Truc Huynh of Portland rides his bike in the city Tuesday in preparation for a six-day bike trip from Madawaska to Kittery starting Thursday. He is trying to raise money for several charities, and also plans to meet with and learn about the experiences and struggles of Mainers who share his story of being an immigrant. Jill Brady/Staff Photographer

Truc Huynh has lived in southern Maine for 29 years. But the 37-year-old has never spent time north of Bangor.

Starting Thursday, Huynh and Nate Cutting, a friend from Brewer, will bike the pine tree-lined roads of Madawaska before pedaling south more than 400 miles all the way to the coastal roads of Kittery. Along the way, he plans to meet with and learn about the experiences and struggles of Mainers who share his story of being an immigrant.

Huynh also is using the ride to raise funds for five nonprofits that focus on education and childhood development: the Mitchell Institute, Susan L. Curtis Foundation, Greater Immigrant Welcome Center, Community Bicycle Center and Jobs for Maine graduates. He says he has received $16,000 from business partners, friends and family.

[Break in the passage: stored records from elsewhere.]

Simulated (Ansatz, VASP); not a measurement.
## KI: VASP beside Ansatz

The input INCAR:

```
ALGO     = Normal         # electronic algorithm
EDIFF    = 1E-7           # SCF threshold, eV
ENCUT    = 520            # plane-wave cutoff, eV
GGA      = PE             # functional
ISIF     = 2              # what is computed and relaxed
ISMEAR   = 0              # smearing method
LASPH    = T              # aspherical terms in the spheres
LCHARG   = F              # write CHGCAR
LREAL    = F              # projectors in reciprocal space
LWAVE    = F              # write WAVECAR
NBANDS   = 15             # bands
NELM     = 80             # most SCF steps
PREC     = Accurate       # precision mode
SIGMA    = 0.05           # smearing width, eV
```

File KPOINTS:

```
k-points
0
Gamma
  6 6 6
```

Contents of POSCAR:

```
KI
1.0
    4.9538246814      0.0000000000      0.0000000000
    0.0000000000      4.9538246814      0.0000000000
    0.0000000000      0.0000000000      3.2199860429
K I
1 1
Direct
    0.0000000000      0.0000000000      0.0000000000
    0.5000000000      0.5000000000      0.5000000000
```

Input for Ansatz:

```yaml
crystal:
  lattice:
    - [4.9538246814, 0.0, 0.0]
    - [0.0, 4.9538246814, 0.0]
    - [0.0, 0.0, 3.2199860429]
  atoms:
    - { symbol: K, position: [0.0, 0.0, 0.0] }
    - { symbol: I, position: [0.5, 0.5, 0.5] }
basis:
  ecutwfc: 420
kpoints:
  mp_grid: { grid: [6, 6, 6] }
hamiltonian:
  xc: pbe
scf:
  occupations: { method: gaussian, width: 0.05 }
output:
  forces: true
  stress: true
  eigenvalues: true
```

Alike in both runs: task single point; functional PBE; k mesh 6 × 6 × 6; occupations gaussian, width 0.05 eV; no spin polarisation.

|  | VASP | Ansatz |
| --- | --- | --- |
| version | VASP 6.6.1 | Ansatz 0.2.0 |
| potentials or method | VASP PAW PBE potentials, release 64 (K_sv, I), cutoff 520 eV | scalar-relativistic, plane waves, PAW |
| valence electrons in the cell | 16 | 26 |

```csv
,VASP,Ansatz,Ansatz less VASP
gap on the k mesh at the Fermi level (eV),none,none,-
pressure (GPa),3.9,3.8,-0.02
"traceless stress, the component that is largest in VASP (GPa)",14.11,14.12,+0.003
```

Organizing “Trucking Across Maine” started while Huynh and Cutting were participating in the 2018 Trek Across Maine – a 100-mile bike ride fundraiser for the American Lung Association. Cutting, 36, says the two had a deep conversation about the differences between northern and southern Maine, and misperceptions each region has of the other, particularly around discussions of race and immigration.

Over the course of the three-day trek, the two came to the conclusion that despite vastly different life experiences, there are no fundamental differences between their friends’ fathers who worked in paper mills and Huynh’s father who immigrated to Portland. Both wanted to give their children better opportunities.

“I think that there has been a divide in between people from different regions thinking that we’re on different teams,” Cutting said. “People have more in common than what they recognize every day.”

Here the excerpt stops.